Commentary: Emmanuel Macron is dancing with the dictators
A week after Col. Mamady Doumbouya seized power in Guinea, France is still unsure how to respond to the crisis unfolding in its former West African colony. For now, it seems content to let multilateral bodies such as the African Union and the Economic Community of West African States try and find a resolution.
They are unlikely to get very far. The AU has suspended Guinea’s membership, and Ecowas has held a “positive” meeting with the coup leader in Conakry, the country’s capital on the Atlantic coast. But there is little hope for a speedy restoration of a civilian government.
The most likely outcome is a junta led by Doumbouya, and the promise of a democratic transition somewhere down the line. That was the compromise formula that followed coups in two other Francophone countries, Mali and Chad, earlier this summer.
That arrangement suited French President Emmanuel Macron just fine. He had offered only muted criticism of the coup in Bamako and endorsed the appointment of the junta in N’Djamena. The promise of democracy in the future allayed the embarrassment of doing business with tyrants for the time being.
But France’s speedy accommodation of military strongmen was bound to inspire other wannabes in Francophone Africa. Doumbouya was among those paying careful attention.
It is not yet known how much time he spent with his fellow colonel, Mali’s Assimi Goita, when the two men participated in a 2019 U.S.-led military exercise in Burkina Faso. But it can hardly have escaped the Guinean’s attention that Goita was able thereafter to lead two coups – ousting President Ibrahim Boubacar Keita in August 2020, and then transitional President Bah N’Daw in May – with little more than desultory disapproval from Macron. France suspended joint operations with the Malian military for barely a month.

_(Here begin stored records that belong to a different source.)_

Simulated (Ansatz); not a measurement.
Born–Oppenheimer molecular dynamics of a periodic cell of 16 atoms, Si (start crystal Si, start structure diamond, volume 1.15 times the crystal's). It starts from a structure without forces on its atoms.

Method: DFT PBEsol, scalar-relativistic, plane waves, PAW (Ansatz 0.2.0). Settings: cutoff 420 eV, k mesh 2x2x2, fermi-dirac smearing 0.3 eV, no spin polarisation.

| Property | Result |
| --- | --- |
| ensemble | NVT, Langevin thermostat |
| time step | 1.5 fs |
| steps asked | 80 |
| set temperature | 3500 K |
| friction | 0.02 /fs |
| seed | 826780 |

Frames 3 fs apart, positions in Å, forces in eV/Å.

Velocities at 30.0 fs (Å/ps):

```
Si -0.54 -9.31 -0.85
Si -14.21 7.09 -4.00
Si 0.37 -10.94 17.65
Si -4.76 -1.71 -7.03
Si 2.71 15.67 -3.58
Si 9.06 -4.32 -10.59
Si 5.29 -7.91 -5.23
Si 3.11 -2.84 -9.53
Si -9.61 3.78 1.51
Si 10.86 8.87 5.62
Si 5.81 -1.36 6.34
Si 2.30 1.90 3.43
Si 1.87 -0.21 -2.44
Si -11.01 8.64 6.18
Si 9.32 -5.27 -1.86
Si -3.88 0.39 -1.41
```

Ironically, the man Doumbouya ousted was also counting on Macron’s hypocrisy. President Alpha Conde won reelection last year after having forced through a constitutional amendment to allow himself a third term. When the French leader blasted him for this power grab, Conde reckoned forgiveness would follow. After all, Macron had no qualms about congratulating the Ivory Coast’s Alassane Ouattara for having secured a third term with the help of some constitutional jiggery-pokery.
But Doumbouya’s coup comes at an especially awkward moment for the French president, who is limbering up for a reelection run of his own even as his party tries to recover from a humiliating defeat in June’s regional vote. As Macron hits the hustings, his foreign policy record is coming under especially close scrutiny, amid rumblings of disquiet among professional diplomats, who say he is more show than substance.
Improving relations with Francophone African countries, in the face of the growing Chinese, Turkish and Russian influence, has been one of Macron’s priorities. The region has provided him with opportunities to burnish his international stature, including a much-publicized summit earlier this summer. Perhaps more important, the cooperation of former French colonies is crucial to the president’s counterterrorism efforts in the Sahel, the belt of countries south of the Sahara.
These factors may explain why he is leery of antagonizing the new rulers of Mali, Chad and now Guinea. But by handing out yet another free pass to a military strongman, Macron is in effect inviting others to take advantage of his weak hand. Several other leaders in the region will now be looking nervously over their shoulders: Ouattara of the Ivory Coast, Faure Gnassingbe of Togo, Paul Biya of Cameroon and Patrice Talon of Benin.
Even if there are no more coups between now and the French presidential election next April, the democratic retrenchment in Africa will at the very least be a source of embarrassment for Macron. He will only have himself to blame.